OpenKIM support

The OpenKIM.org project aims at sharing potentials between molecular dynamics codes such as Asap. The potentials (called “Models” in the OpenKIM project) can be downloaded and compiled, without any adaptation to Asap (which acts as a “Simulator” in the OpenKIM sense).

The OpenKIM project is designed to support Parallel simulations on clusters using Message Passing using the same parallelization model as Asap. Thus the OpenKIM Models can directly be used in parallel simulations (barring bugs, of course).

Prerequisites

The OpenKIM API must be installed and compiled. Asap must have been built with OpenKIM support. This is the case with the default Niflheim installation.

From version 3.11, Asap uses OpenKIM version 2.X. This gives simpler memory management, and the issues seen with some version 1 OpenKIM models in parallel simulations are now solved.

Adding new OpenKIM models to Asap

Newer versions of OpenKIM include a utility for managing models. You list the installed models with:

kim-api-v2-collections-management list

You can add a specific model with the command:

kim-api-v2-collections-management install user SW_StillingerWeber_1985_Si__MO_405512056662_005

or you can install them all with:

kim-api-v2-collections-management install user OpenKIM

Using OpenKIM models

An OpenKIM model is used by creating an OpenKIM_Calculator object with the full KIM model name as the argument. Example:

atoms.set_calculator(OpenKIMcalculator('EMT_Asap_Standard_Jacobsen_Stoltze_Norskov_AlAgAuCuNiPdPt__MO_XXXXXXXXXXXX'))

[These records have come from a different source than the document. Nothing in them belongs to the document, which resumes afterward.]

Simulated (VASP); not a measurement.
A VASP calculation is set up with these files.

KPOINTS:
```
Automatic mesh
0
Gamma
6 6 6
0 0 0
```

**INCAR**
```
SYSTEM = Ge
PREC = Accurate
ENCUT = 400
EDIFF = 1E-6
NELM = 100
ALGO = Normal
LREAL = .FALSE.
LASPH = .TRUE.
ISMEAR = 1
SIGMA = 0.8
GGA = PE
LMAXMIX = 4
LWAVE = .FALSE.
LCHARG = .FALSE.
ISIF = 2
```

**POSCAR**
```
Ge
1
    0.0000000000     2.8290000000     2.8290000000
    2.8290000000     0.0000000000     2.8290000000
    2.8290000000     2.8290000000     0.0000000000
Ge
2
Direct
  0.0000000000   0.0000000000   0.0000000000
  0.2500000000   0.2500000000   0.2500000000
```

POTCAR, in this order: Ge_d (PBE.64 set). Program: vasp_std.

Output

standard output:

In this case the standard Asap EMT potential is imported as an OpenKIM model (we are contributing this potential to the OpenKIM project - to appear soonish). Of course this is kind of pointless, as using the EMT potential avoids the overhead of going through the OpenKIM API. Currently, that overhead is of the order of XXX% for the EMT potential.

All correctly implemented OpenKIM models can be used with Parallel simulations on clusters using Message Passing using message passing; but they do not support Multi-threaded parallelization.

The OpenKIMcalculator

OpenKIMcalculator(name, atoms=None, stress=True, stresses=True, verbose=False):

A calculator interfacing to the OpenKIM models.

name:

The long name of the KIM Model.

atoms:

If set, set_atoms is called immediately. Default: no atoms set.

stress:

Set to False to refrain from calculate the global virial, even if the model supports it. Default: True (calculate global virial / stress).

stresses:

As above, but for atomic virials / stresses.

verbose:

Set to True to print additional info during neigborlist matching.

Setting model parameters

XXX To be updated to KIM V2. XXX

OpenKIM models may have parameters that can be read and modified. The interface for doing this is described here. Both the model’s fixed and free parameters may be accessed, but of course only the free parameters may be modified. In the OpenKIM specification, all parameter names begin with PARAM_FREE_ or PARAM_FIXED_, these prefixes are removed by this interface.

WARNING: Currently, the interface only support floating-point parameters. No known OpenKIM models have free parameters of other types, but the fixed parameters may be integers or even pointers. Accessing these variables could cause memory access errors (i.e. crashes). For this reason, please only access the free parameters.

calculator.get_parameters(kind='free'):

Get a dictionary with all the parameters. Per default, only free parameters are returned. If kind is set to ‘fixed’ or ‘all’, fixed parameters or all parameters are returned (see warning above). Changing the dictionary or the arrays returned does not change the parameters as seen by the model.

calculator.set_parameters(param1=value, ...):

Set one or more free parameters. The parameters are given as keyword arguments with the parameter name as the keyword, and the desired value as the value. Limited type checking is done: a scalar parameter can only be set to a floating-point number; a indexed parameter can be set to a numpy array of the right size. Only the total number of elements is checked, the detailed shape is not.

After calling this function, the OpenKIM model is automatically reinitialized by calling its reinit method. Note that if this function fails to set one or more parameters (due to incorrect names or data types) this reinitialization is not done, and the OpenKIM model may be left in an undefined state. Call this function again to fix it.

calculator.get_fixed_parameter_names() and calculator.get_fixed_parameter_names():

Low-level access functions. They return a tuple of parameter names. The PARAM_FREE_/PARAM_FIXED_ prefix is not removed.